Jie Chen
Jie Chen

Reputation: 93

opengl projection- where is the mapping to NDC

Where is the mapping to NDC?

According to my understanding, the projection matrix does two things: First, it clips the view space to form the frustum. It only keeps the vertices that fall into the frustum but clips others that fall outside. Second, it maps the coordinates within the clipped space to NDC [-1, 1].

But I only see that we create a frustum (to use for clipping) by define a perspective matrix with glm::perspective or glm::ortho. Where is the steps to do the mapping between frustum and NDC?

Or we just need to define the frustum and OpenGL will do the two steps for us automatically?

Upvotes: 2

Views: 711

Answers (1)

Nicol Bolas
Nicol Bolas

Reputation: 474086

According to my understanding, the projection matrix do two things: first, it clipped the view space to form the frustum. It only keeps the vertice that's fall into the frustum but clipped others fall outside. Second, it maps the coordinates within the clipped space to NDC [-1, 1].

It does neither of these things.

A 4x4 matrix is just a transformation. A transformation by itself cannot clip anything. And while a matrix can transform coordinates into a [-1, 1] space, that's not necessarily what the clip space provided by the vertex shader will be. And it's certainly not the clip space used by 3D projection matrices.

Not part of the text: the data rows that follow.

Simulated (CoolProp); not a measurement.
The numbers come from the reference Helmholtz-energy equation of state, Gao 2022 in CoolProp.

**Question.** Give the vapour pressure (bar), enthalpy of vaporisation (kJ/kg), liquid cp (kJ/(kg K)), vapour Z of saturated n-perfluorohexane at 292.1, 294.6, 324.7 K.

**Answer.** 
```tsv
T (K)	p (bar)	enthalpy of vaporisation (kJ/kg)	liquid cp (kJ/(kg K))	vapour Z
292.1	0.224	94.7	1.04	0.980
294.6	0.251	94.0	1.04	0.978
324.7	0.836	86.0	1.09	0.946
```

The only mandated job of the vertex shader (or the last vertex processing shader stage) is to generate a clip-space position for each vertex. Clip-space is defined by OpenGL to be the 4D space where the XYZ components of the position are within the range [-W, W] are considered "visible". Here, "W" is the W component of the position. So for each XYZW, "visible" is defined as where the XYZ components are in the range of W.

The actual clipping of primitives happens after the vertex shader. Each primitive's vertices are clipped against the previously-defined 4D clip space.

A projection frustum is created by transforming positions into a clip-space such that those 4D positions outside of the frustum are outside of the [-W, W] range, and those inside of the frustum are inside of that range.

So it is not that the transformation clips anything; it merely sets up the data so that OpenGL's clipping system will clip things correctly.

Similarly, clip-space is not NDC space (unless the W component for the position is 1). NDC space is defined by taking the XYZ of a clip-space position and dividing it by that position's W component (and if W is 1, then this obviously changes nothing). Clip and NDC space are two separate spaces, and clipping happens before NDC space. You can conceptually think of clipping as being done against the [-1, 1] range of NDC space. After all, clip-space is on the [-W, W] range, so if you divide that by W, you get the range [-1, 1].

But it's still important to remember that clip space isn't NDC space.